Since the end of the War in 1953, the Korean peninsula is divided by a frozen conflict that still awaits a definitive settlement. The recent developments as the signs of detente between North and South Korea or the meeting between the former’s leader Kim Jong-un and US President Donald Trump leave some hope of a peaceful resolution of the Korean issue. But will it actually be the case?
The historical background
After having been under Japanese domination for nearly four decades, in 1945 Korea was divided in two occupation zones separated by the 38th parallel: the Soviet one to the north, and the US-led Allied one in the south. While the original plan was to ultimately restore an independent and unified Korean state, in practice things unfolded differently. As the Cold War emerged, the disagreements between Moscow and Washington led to the establishment of two different states: a pro-communist one ruled by Kim Il-sung in the north, with Pyongyang as capital, and an authoritarian but pro-American one in the south, whose government was based in Seoul. The former took the name of Democratic People’s Republic of Korea, or DPRK, while the latter became known as the Republic of Korea, shortened in RoK. The efforts to reach a common agreement over the reunification of the Peninsula were all unproductive, and the situation stalled until 1950 when North Korea invaded the South.
Exploiting the surprise effect, its troops captured Seoul and almost managed to occupy the whole Peninsula. The international coalition created to defend the South, patronised by the United Nations and headed by the US, struggled to stop the advancing enemy. But then, the US organized a counter offensive. With a bold amphibious landing at Inchon, they cut the supply lines of the North’s armies and pushed them back to the initial positions. Acting beyond the UN directive, the allied forces proceeded further north, taking Pyongyang and almost reaching the Yalu river, Korea’s border with China. Feeling threatened, the PRC intervened in support of its North Korean ally in December 1950. The coalition was expelled from the North’s territory, and the communist troops conquered Seoul a second time. But once again, the US and its allies counterattacked and retook the city in March 1951. the situation stabilized along the 38th parallel, and no notable changes occurred until the signature of an armistice in 1953. While this practically put an end to the conflict, a true peace treaty was never signed, and as such the Korean War is officially still unresolved.
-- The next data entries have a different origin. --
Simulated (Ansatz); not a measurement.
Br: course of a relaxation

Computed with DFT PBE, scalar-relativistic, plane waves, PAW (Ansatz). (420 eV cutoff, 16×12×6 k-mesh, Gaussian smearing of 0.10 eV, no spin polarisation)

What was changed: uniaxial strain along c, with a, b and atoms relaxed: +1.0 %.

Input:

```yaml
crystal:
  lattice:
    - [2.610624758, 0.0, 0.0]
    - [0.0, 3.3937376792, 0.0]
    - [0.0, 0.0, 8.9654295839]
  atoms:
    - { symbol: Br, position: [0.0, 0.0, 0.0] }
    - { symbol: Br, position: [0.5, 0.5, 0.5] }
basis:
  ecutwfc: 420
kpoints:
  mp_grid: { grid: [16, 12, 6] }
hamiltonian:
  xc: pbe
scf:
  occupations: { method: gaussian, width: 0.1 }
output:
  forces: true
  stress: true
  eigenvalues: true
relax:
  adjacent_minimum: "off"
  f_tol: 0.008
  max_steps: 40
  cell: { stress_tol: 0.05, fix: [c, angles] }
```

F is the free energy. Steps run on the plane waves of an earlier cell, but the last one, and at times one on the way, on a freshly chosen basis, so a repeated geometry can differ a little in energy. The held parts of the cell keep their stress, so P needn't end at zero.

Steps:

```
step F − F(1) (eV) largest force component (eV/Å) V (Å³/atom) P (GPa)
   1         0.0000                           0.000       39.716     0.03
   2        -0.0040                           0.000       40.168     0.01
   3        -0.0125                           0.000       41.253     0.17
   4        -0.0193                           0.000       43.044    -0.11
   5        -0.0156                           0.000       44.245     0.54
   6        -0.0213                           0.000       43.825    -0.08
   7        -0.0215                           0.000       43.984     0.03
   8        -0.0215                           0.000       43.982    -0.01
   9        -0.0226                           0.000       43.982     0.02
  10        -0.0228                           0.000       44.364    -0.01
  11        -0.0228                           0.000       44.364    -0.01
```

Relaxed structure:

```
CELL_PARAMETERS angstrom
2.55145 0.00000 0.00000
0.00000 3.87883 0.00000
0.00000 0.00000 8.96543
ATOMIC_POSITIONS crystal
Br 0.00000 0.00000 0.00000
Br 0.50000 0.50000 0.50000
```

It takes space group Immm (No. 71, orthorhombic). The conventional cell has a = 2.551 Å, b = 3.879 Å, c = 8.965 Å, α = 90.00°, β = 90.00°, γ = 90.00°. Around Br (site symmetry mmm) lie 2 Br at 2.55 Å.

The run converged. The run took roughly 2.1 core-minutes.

Since then, the situation has stalled. The South maintained an authoritarian regime for several decades, before becoming a democracy in 1987 and beginning a period of rapid economic growth that turned it in one of the world’s most dynamic economies. The North, under the leadership of the Kim family, has remained a ruthless, isolationist, heavily-militarized and economically fragile dictatorship centred upon the Juche ideology; a peculiar combination of communism, nationalism, Korean tradition and cult for the ruler.